Another great name of the movies who passed through around this time was Katharine Hepburn, who was staying with the Durrells’ near neighbour Bill Rose, a film writer with hits like Genevieve to his credit. Hepburn often went for walks around the zoo grounds, during the course of which she struck up an acquaintance with Shep Mallet, the Curator of Birds. When Mallet mentioned this to Gerald, who was an ardent admirer of Hepburn, he asked Mallet to let him know when she came again. ‘A few days later,’ Jacquie recalled, ‘John brought her up to the Manor together with her secretary. Gerry was over the moon to meet her. She was charming and totally relaxed and Gerry thoroughly enjoyed her visit. Before she left she agreed to sign our visitors’ book, and when her secretary hesitated to do this as well, Hepburn said: “Go ahead, but sign real small.”’
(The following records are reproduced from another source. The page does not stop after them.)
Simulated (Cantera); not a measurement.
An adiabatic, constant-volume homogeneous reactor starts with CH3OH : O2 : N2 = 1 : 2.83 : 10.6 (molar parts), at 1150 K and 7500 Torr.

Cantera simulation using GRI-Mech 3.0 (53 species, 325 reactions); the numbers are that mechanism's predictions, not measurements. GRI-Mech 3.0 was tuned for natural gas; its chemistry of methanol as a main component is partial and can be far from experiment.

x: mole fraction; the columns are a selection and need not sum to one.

Gerald still hankered to get back into the film or television medium. It seemed his ambition was doomed to be frustrated when David Cobham’s planned BBC Television version of The Donkey Rustlers, starring David Niven and Peter Bull, was abandoned when Greek co-production funding fell apart a week before shooting was due to start on Corfu. Another of Cobham’s projects was more promising, however. In the previous year he had commissioned Henry Williamson to write a screen adaptation of his classic novel Tarka the Otter. When the ageing Williamson became too ill to complete the job, he recommended that Gerald Durrell take over. When Gerald heard of this he said to Cobham: ‘If you don’t let me write it, I’ll kill you.’ So in 1975 Cobham came to Jersey with Bill Travers, who with his wife Virginia McKenna had produced and starred in such box-office hits as Born Free and Ring of Bright Water, to discuss t
he possibility of Gerald adapting Tarka for the big screen.
‘Although we didn’t take to Travers at all,’ Jacquie recalled, ‘because for a start he was a dedicated anti-zoo man, Gerry agreed to try and tackle this filmically difficult book. It wasn’t an easy time for him – he had a lot on his mind – and it took him a while to work out an angle, but eventually he came up with an idea and the script was written.’ In fact what Gerald wrote was a hundred-page treatment on which David Cobham based the finished screenplay. Eventually the film was made to great acclaim, with Gerald and Cobham sharing the screenwriting credit and Peter Ustinov speaking the part of the narrator.
Even more promising was Gerald’s burgeoning association with a dynamic young Canadian television executive by the name of W. Paterson Ferns, a director of a production company called Nielsen Ferns Productions, whose wife, a Durrell fan from childhood, was to become the first unpaid Executive Director of Wildlife Preservation Trust Canada. In April 1973 Ferns’ business partner Richard Nielsen had visited the Mazet to ask Gerald if he would be interested in doing a television documentary for their new company. ‘Gerry’s response was that he was not interested in doing a documentary,’ Ferns was to relate, ‘as he had done many documentaries for the BBC. What he was interested in doing was a television series.’ When Nielsen returned from France, therefore, he gave Ferns the responsibility of putting together a series with Gerald. ‘The idea we presented to Gerry,’ Pat Ferns recalled, ‘was to use his forthcoming book The Stationary Ark—which he described as his first “serious” book – as a basis for a series that could be shot in his zoo on Jersey. Gerry’s strengths as a presenter were obvious. He was a great storyteller, and his capacity to relate the telling anecdote made him compelling TV fare.’